China supplied 21% of Ukraine’s imports — and the trade deficit tells you why (INFOGRAPHIC)

New data shows imports nearly double exports, with agriculture hit hardest.
Ukrainian grain being loaded on a ship
Ukrainian grain on the move: Despite a 33% drop in 2025 shipments, Ukraine remains a vital global food supplier as EU integration advances. Photo: Ukrainian Grain Association
China supplied 21% of Ukraine’s imports — and the trade deficit tells you why (INFOGRAPHIC)

Ukraine’s trade deficit reached $38.5 billion in 2025—up 52% from the previous year—as the cost of shipping goods out of a war zone continued to erode competitiveness, according to newly released government data.

The country’s agricultural exports feed 400 million people in over 100 countries.

Imports totaled $75.4 billion over the first 11 months, while exports reached only $36.8 billion. The gap matters beyond Ukraine’s borders: the country’s agricultural exports feed 400 million people in over 100 countries, much of it in regions with few alternatives.

Agriculture took the biggest hit

Agricultural exports—56% of Ukraine’s total—fell $2.15 billion (8.8%) in 2025, the Ukrainian Club of Agricultural Business reported.

The causes are physical and political. Russian missiles and drones have systematically targeted Black Sea port infrastructure, destroying grain and oil storage facilities. Railways lost 49% of their freight traffic between 2021 and 2025 as exports collapsed—yet specific corridors are now overloaded with cargo that once moved by sea.

The EU, under pressure from its farming lobby, reinstated quotas and emergency brakes on Ukrainian agricultural products after trade preferences expired in June 2025.

The share of agricultural exports going to EU countries dropped from 50% in 2022-24 to 47.5% last year.

Logistics costs hit hard

Metal delivery costs alone rose by $30-100 per ton, depending on the route, making Ukrainian products significantly more expensive than competitors from Türkiye and Russia.

Ukrainian Railways, posting 7.2 billion hryvnias ($167 million) in losses for the first nine months of 2025, is proposing a 41.5% freight tariff increase in two stages by 2026. Operating costs have exploded: power up 216%, diesel up 57%, wages up 65%. Russian forces attacked railway infrastructure 800 times in 2025, damaging 3,000 facilities.

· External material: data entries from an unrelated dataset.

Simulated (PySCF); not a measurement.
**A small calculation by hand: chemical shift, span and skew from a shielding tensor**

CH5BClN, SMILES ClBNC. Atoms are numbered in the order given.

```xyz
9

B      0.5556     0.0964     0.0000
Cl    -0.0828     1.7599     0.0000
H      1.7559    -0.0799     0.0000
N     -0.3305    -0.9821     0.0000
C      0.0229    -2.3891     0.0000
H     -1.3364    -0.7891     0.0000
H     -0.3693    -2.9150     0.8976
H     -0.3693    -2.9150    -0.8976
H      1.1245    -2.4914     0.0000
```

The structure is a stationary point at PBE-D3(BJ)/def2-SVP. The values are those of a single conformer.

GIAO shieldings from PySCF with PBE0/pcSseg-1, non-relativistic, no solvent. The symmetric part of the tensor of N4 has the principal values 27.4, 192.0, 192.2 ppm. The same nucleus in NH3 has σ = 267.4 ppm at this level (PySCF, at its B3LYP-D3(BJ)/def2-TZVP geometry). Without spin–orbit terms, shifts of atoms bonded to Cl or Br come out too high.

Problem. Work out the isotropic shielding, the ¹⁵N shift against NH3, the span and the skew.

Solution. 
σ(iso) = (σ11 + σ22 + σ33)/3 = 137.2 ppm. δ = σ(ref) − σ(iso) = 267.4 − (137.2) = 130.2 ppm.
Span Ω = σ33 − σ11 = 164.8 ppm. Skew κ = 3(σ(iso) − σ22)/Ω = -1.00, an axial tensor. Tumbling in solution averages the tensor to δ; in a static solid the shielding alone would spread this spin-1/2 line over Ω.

“If we are forced to cover these costs, we will probably have to stop production.”

ArcelorMittal Kryvyi Rih, Ukraine’s largest steelmaker, warned in September that a 37% tariff hike would cost $26.5 million annually. “If we are forced to cover these costs, we will probably have to stop production,” CEO Mauro Longobardo said. The company called 2025 “a year of survival and constant adaptation”—production remains 50-70% below pre-war levels.

The European Business Association estimates that logistics now account for up to 40% of production costs in some industries.

ukrainian top export partners in the first half of 2025
Poland absorbed $2.45 billion in Ukrainian exports—nearly triple what China bought. The EU dominates, but Türkiye and Egypt offer alternatives as Brussels tightens quotas. Chart: State Customs Service via UBN / Euromaidan Press

Some sectors grew

Not all export categories declined. Machinery exports rose $186 million to $3.39 billion, now 9.2% of total exports. Furniture climbed $115 million to $954 million. IT services reached $5.97 billion for the first 11 months of 2025, up $141 million year-on-year. Metallurgical exports increased $145 million overall despite individual companies’ struggles.

Higher-value goods absorb transport premiums more easily than bulk commodities like grain.

These sectors face the same logistics costs as agriculture. The difference: higher-value goods absorb transport premiums more easily than bulk commodities like grain.

China dominates imports

China now supplies 21% of Ukraine’s imports—$17 billion worth—according to State Customs Service data. Poland follows at $7.1 billion, Germany at $5.9 billion.

The China share reflects price reality more than geopolitical drift. A metalworks owner in Lviv who produces industrial lighting systems told Euromaidan Press that when he needed a new CNC precision cutter, German options cost several times more than Chinese equivalents. He bought Chinese.

Government response

Cabinet Resolution No. 1795, issued on 31 December 2025, banned the export of natural gas, gold, silver, and scrap metal, while capping grain and sugar shipments to the EU. The stated goal: prevent domestic shortages and improve the trade balance.

Poland remains Ukraine’s top export destination at $4.6 billion, followed by Türkiye at $2.46 billion and Italy at $1.99 billion.

The full impact of rising logistics costs—and whether growing sectors can offset agricultural decline—will become clearer as 2026 data emerges.